Grant to help prosecutors
ABQ Chamber of Commerce will use DOJ money to help district attorneys prioritize cases.
The Greater Albuquerque Chamber of Commerce has received a $1.2 million Department of Justic grant designed to streamline the prosecution of criminals in Bernalillo County and, eventually, around the state.
The chamber announced Tuesday that the chamber will use the threeyear grant to work with the Bernalillo County District Attorney’s Office and New Mexico Tech to develop and use two new tools designed to help analyze and prioritize the thousands of criminal cases the DA receives.
While a chamber taking the lead on a crime initiative may seem unorthodox, Terri Cole, president and CEO, said the grant program fits in the organization’s focus on making Albuquerque safer.
“We are trying to contribute and find the solutions to make Albuquerque a safer place to live and do business,” Cole said.
The chamber has made dealing with crime one of its top priorities in recent years. After talking with business owners, the chamber identified improving public safety as one of its three “bold issue groups,” alongside reforming education and transforming Downtown.

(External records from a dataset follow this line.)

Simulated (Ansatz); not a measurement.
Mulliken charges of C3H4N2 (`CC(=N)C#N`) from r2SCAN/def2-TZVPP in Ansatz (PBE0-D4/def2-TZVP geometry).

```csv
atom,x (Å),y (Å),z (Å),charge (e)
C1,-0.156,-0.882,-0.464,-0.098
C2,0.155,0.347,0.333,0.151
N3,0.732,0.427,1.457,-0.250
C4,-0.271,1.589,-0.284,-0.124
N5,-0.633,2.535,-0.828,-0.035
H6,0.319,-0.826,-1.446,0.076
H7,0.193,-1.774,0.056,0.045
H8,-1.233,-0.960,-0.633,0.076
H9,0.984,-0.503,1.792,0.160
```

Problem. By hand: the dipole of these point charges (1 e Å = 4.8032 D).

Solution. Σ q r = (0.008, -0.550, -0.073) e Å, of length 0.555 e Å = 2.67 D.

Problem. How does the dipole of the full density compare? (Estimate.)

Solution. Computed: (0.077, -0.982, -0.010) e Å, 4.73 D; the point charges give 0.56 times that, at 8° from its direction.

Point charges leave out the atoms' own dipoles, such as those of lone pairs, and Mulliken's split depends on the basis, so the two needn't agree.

Scott Darnell, who oversees policy
development and implementation for the group, said it has prioritized the use of data in fighting crime. Since 2017, the chamber has worked with Bernalillo County District Attorney Raúl Torrez to determine how data can be used more strategically.
Darnell said both tools developed with the grant money will help address workflow challenges that the district attorney’s office identified.
The first tool is designed to streamline the way law enforcement agencies package case referrals and submit discovery materials to the DA, while providing an earlier and more thorough assessment of the quality of a criminal case. Darnell said the goal is to make sure that all the details are in place when the DA’s Office launches a case. The hope is that it will guard against cases being started and then dismissed for various reasons.
The second tool will use data to aggregate information about a defendant’s past criminal behavior and allow prosecutors to determine which defendants should be prosecuted aggressively, including prosecution in federal court, and which should be referred to diversion programs or treatment facilities.
Torrez said in a statement that his office has been on the cutting edge of developing data tools to fight crime and welcomed working with “the business community, our federal partners and the state’s premier technological university on this project.”
Darnell said the chamber is working with data scientists and engineers from the Institute for Complex Additive Systems Analysis at New Mexico Tech, which is listed as a subcontractor on the grant.
Over the three-year lifespan of the grant, Darnell said the chamber and New Mexico Tech intend to design, test and implement the tools around the state. He said testing could begin in Bernalillo County as soon as 2021.
“The proposal itself will ultimately make Albuquerque a safer place,” Cole said.
The grant was issued under a Department of Justice program called “Justice Reinvestment Initiative: Reducing Violent Crime by Improving Justice System Performance.”